# Well, it's official: Spotify now sucks.



## Tissemand (May 2, 2011)

They're really starting to bug me now. First the massive banner ads and audio ads, and now they're limiting free users to 10h/mo and only 5 listens to a song.   I've had my account for a year or so, and this is just awful. Bahh.

Does anyone know of any alternatives to Spotify? I'm using Grooveshark at this moment, but the web interface is a bit annoying (and my mouse hotkeys won't change the song anymore ._.)


----------



## Captain Howdy (May 2, 2011)

Eh, Grooveshark doesn't work with Firefox for me, Last.Fm has a poor selection, Pandora has a limited listening experience, Blip has a poor format, poor selection, limited listening experience, and more. 

You're pretty much going to get screwed in one way or another, regardless of where you go o..o That's why I stick to a database of all my music.

I think I liked Last.fm more than any of them, but I could only listen to it for 10-15 minutes at any one time, 30 minutes was the most at one time.


----------



## Aden (May 2, 2011)

Lastdirewolf said:


> Last.Fm has a poor selection


 
what


----------



## FF_CCSa1F (May 2, 2011)

I'm glad that I never jumped on that bandwagon. If I want to stream music, I've got a server of my own to stream it from.


----------



## Runefox (May 2, 2011)

... Shoutcast?


----------



## Aden (May 2, 2011)

So I never knew what Spotify was, and I looked it up.

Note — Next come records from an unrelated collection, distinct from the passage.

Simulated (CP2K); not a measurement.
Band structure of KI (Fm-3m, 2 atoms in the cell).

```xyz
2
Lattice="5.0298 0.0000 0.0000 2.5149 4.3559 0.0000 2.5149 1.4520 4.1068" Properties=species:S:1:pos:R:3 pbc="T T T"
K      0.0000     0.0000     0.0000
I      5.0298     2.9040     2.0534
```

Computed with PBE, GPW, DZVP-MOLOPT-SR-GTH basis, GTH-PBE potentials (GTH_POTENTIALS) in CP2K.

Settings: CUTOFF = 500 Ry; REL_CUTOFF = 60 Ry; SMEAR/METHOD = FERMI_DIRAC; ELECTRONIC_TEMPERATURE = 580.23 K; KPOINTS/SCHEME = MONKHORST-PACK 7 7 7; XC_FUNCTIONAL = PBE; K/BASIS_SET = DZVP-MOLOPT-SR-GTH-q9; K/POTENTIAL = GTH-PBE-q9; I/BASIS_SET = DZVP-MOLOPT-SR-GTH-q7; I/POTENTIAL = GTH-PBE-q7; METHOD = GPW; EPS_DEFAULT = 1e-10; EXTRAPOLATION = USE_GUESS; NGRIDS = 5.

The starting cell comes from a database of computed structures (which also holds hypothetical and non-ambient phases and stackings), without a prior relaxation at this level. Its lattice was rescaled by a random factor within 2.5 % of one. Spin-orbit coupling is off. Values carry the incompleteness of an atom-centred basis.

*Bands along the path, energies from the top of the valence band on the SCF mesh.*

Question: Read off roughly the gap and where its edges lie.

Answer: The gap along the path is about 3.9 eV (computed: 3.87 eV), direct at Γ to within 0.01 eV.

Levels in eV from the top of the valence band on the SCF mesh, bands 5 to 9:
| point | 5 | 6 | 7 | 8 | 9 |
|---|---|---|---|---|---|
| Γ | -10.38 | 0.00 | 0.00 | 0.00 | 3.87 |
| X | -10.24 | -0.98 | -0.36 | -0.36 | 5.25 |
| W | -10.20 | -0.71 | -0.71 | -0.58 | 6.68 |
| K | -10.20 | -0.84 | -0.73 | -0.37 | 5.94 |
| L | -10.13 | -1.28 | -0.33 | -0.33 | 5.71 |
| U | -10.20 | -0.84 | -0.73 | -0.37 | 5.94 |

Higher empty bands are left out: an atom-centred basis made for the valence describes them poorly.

> Spotify is a Swedish music streaming service offering streaming of selected music from a range of major and independent record labels, including Sony, EMI, Warner Music Group, The Orchard, and Universal





> Music can be browsed by artist, album, record label, genre or playlist as well as by direct searches





> Users can register either for free accounts supported by visual and radio-style advertising or for paid subscriptions without ads and with a range of extra features such as higher bitrate streams and offline access to music. A "Premium" account is required to use Spotify on mobile devices.



I already do something kinda similar. I have AudioGalaxy set up on my computer and iPhone. I just leave my computer on when I go out and I can stream my entire library to my phone from the computer. And it's completely free right now. 

\Or I can just use last.fm for radio.


----------



## Commiecomrade (May 2, 2011)

Get Winamp and go to Shoutcast.


----------